When taxpayers receive a letter from the IRS about an issue regarding their taxes, they often panic and think that the best way to fix the problem is to refile. As their CPA, you are their tax expert and can calm them down. Correspondence from the IRS, such as a CP2000 notice, an audit notice, or a rejection of an e-filed original, is not solved by refiling – that will only confuse the system. Help your clients respond according to the instructions outlined in the letter from the IRS.
A calculation error is also not a reason to refile. Obviously, if you did their taxes, there is not likely to be a calculation error in the work you did through your software, but if they made the error, they may be tempted to refile. Assure them that the IRS is likely to pick up calculation errors and inform them of any changes. Likewise, if a taxpayer forgot to include a required form or schedule, the IRS will let them know.
When should your clients file an amended return?
There are legitimate reasons to amend a tax return. The IRS lists them broadly as:
- Changes to filing status
- Changes to the number of dependents
- Correcting income
- Claiming deductions or credits unclaimed
- Removing credits or deductions improperly claimed
Some valid reasons to amend are pretty straightforward. For instance, a client may become aware of a tax credit or deduction he or she could have gotten in the past, such as a childcare credit. A client may also receive a revised W-2 or 1099 from an employer or brokerage firm.
A less common reason is the ability of a property owner in a presidentially-declared disaster area to take property losses in the year prior to the tax year when the disaster occurred.
Net operating losses for a business can be carried back to the previous two tax years, besides being carried forward. This could provide your business client with a significant tax benefit.
When a marriage is legally annulled, the formerly married couple may file an amended return, changing marital status to single, in the previous three years (if they were legally married on December 31 of the year being amended). Similarly, couples who have filed singly may be able to amend previous returns to file jointly.
An amendment of a tax return may be appropriate due to miscalculated costs of investment or the discovery of a worthless security that now affords an opportunity to take a capital loss in a previous year.
Keep in mind, too, that with ongoing changes in IRS rules or court rulings that clarify rules, it is critical to consider how any changes may affect your clients’ previous tax returns.

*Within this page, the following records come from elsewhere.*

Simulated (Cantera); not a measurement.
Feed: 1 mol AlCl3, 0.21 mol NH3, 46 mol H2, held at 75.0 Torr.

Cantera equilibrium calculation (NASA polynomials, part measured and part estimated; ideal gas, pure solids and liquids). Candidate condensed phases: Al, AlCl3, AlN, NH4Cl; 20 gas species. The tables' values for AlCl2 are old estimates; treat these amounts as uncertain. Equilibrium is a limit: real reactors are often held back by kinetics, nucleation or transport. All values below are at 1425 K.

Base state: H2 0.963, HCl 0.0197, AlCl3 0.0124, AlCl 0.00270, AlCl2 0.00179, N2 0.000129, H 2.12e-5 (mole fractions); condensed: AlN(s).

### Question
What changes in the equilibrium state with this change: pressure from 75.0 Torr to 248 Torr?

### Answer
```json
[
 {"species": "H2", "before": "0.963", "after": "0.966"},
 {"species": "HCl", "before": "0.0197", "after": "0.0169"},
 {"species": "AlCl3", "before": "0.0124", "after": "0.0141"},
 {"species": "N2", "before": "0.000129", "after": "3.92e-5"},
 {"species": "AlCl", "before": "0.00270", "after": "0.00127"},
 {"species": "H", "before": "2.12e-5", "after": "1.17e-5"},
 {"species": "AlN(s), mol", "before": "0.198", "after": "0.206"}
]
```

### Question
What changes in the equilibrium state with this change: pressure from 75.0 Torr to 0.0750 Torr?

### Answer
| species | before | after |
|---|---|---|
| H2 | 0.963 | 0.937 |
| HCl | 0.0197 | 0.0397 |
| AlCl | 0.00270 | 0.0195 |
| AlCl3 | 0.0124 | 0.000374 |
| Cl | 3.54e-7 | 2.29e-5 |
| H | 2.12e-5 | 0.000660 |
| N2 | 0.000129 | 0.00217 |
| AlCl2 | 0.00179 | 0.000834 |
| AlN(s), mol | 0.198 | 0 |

Remember, if you amend a federal tax return, you may need to amend the state return, as well.
Helping your clients make the right decision about filing an amendment
Your clients have up to three years to file a Form 1040-X, or within two years from the date the person paid the tax, whichever is later, in order to receive a tax refund from an amendment. There are some exceptions to this, which are explained in the 1040-X instructions, but this deadline covers most situations.
As the tax expert for your clients, they trust you to help them find every tax advantage that is available to them. Thorough knowledge of your clients will help you uncover any possible deductions or credits that may have been missed in the past or that can be taken advantage of in the future. Walk them through when it’s worthwhile to amend and when it is not necessary. This personal, proactive attention will further strengthen their confidence in your services and open up opportunities to grow your practice.